Wednesday, August 9, 2017

Lars P. Syl — The loanable funds hoax

Zombie theory.

Lars P. Syll’s Blog
The loanable funds hoax

Krugman and Mankiw on loanable funds — so wrong, so wrong
Lars P. Syll | Professor, Malmo University


MRW said...

I'd forgotten how great William Vickery's Fifteen Fatal Fallacies of Financial Fundamentalism were, referenced in the 2nd Syl article.

Matt Franko said...

So if they believe in loanable funds, when have they ever applied it?

AXEC / E.K-H said...

Loanable funds ― no hoax, just breathtaking stupidity
Comment on Lars Syll on ‘The loanable funds hoax’

Lars Syll states: “In the traditional loanable funds theory — as presented in mainstream macroeconomics textbooks — the amount of loans and credit available for financing investment is constrained by how much saving is available. Saving is the supply of loanable funds, investment is the demand for loanable funds and assumed to be negatively related to the interest rate. Lowering households’ consumption means increasing savings that via a lower interest. That view has been shown to have very little to do with reality. It’s nothing but an otherworldly neoclassical fantasy.”

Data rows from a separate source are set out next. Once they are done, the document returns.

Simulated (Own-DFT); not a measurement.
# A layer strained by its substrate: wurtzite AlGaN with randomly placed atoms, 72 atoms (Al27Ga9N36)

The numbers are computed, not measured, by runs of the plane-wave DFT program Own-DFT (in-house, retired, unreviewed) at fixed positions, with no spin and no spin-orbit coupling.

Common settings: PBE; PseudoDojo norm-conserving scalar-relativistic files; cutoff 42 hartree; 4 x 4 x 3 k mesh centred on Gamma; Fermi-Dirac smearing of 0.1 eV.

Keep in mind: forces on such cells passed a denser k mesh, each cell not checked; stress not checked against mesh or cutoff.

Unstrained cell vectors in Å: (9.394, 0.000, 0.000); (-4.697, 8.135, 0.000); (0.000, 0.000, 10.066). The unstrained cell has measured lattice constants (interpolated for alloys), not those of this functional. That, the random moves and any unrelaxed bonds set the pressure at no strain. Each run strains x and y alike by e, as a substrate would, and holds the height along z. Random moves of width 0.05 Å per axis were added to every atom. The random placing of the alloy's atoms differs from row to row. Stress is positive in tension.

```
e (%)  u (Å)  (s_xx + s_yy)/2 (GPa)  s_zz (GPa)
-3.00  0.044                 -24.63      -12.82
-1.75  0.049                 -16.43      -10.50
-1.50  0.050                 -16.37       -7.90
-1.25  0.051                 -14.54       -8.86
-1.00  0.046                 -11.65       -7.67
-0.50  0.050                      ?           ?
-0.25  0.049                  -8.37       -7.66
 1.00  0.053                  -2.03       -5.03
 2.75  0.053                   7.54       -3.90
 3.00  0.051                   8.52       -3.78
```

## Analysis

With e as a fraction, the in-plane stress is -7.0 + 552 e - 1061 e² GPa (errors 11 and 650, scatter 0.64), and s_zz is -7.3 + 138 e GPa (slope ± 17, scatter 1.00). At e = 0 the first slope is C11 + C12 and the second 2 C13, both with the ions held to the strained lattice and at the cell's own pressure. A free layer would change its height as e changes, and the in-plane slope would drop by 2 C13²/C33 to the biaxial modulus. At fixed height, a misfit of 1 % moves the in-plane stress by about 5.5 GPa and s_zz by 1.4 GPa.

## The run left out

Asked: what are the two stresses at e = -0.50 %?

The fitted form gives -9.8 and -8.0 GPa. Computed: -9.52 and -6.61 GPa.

This, of course, is true. Anytime an economist paints supply-curve—demand-curve—equilibrium it is proto-scientific junk, no matter what is written on the axes.#1 The standard analytical tool, i.e. SS-curve―DD-curve―intersection, represents a NONENTITY. By consequence, any supply-demand-equilibrium discussion is as senseless as any dancing-angels-on-a-pinpoint discussion.

Lars Syll’s critique of the loanable funds theory is correct on all scores. The problem, though, is that BOTH orthodox and heterodox economists are scientifically incompetent. The proof is in the fact that heterodox alternatives are regularly just as crappy as the orthodox original. They look only different at the surface level.

Lars Syll quotes Kalecki approvingly: “It should be emphasized that the equality between savings and investment … will be valid under all circumstances. In particular, it will be independent of the level of the rate of interest which was customarily considered in economic theory to be the factor equilibrating the demand for and supply of new capital.”

Kalecki, of course, is wrong. Saving and investment are NEVER equal, neither ex-ante nor ex-post. Keynes, of course, got it also wrong: “Income = value of output = consumption + investment. Saving = income - consumption. Therefore saving = investment.” (GT, p. 63)

In order to prove this, one has to go back to the basics of what Keynes called ‘the monetary theory of production’. The pure consumption economy is for a start defined by three macro axioms (Yw=WL, O=RL, C=PX), two conditions (X=O, C=Yw) and two definitions (monetary profit Qm≡C-Yw, monetary saving Sm≡Yw-C).#2

It always holds Qm+Sm=0 or Qm=-Sm, in other words, the business sector’s deficit (surplus) equals the household sector’s surplus (deficit). Loss is the counterpart of saving and profit is the counterpart of dissaving. This is the most elementary form of the Profit Law. It implies that saving and investment are NOT equal, simply because there is no investment in the pure consumption economy but there is saving/dissaving.#3

So, Kalecki is refuted, Keynes is refuted, and all the rest of the IS-LM crowd up to Krugman is refuted.#4

For the investment economy holds Qm≡I-Sm. The DIFFERENCE between investment and saving, which exists at ANY moment on the time axis determines monetary profit Qm, which is measurable with the accuracy of two decimal places.

The orthodox loanable funds theory is false but the heterodox alternatives are also false.#4 Economists are too stupid for elementary algebra.#5 This is NOT a hoax, this is real.#6

Egmont Kakarot-Handtke

#1 There is NO such thing as supply-demand-equilibrium

#2 The tiny little problem with economics

#3 See also ‘Macro for dummies’

#4 Mr. Keynes, Prof. Krugman, IS-LM, and the End of Economics as We Know It

#5 Economists: just too stupid for counting

#6 Fact of life: your econ prof is scientifically incompetent

Tom Hickey said...

So if they believe in loanable funds, when have they ever applied it?

It's part of the argument against deficit spending in stimulative fiscal policy because bond issuance "crowds out" private investment through the government competing for loanable funds.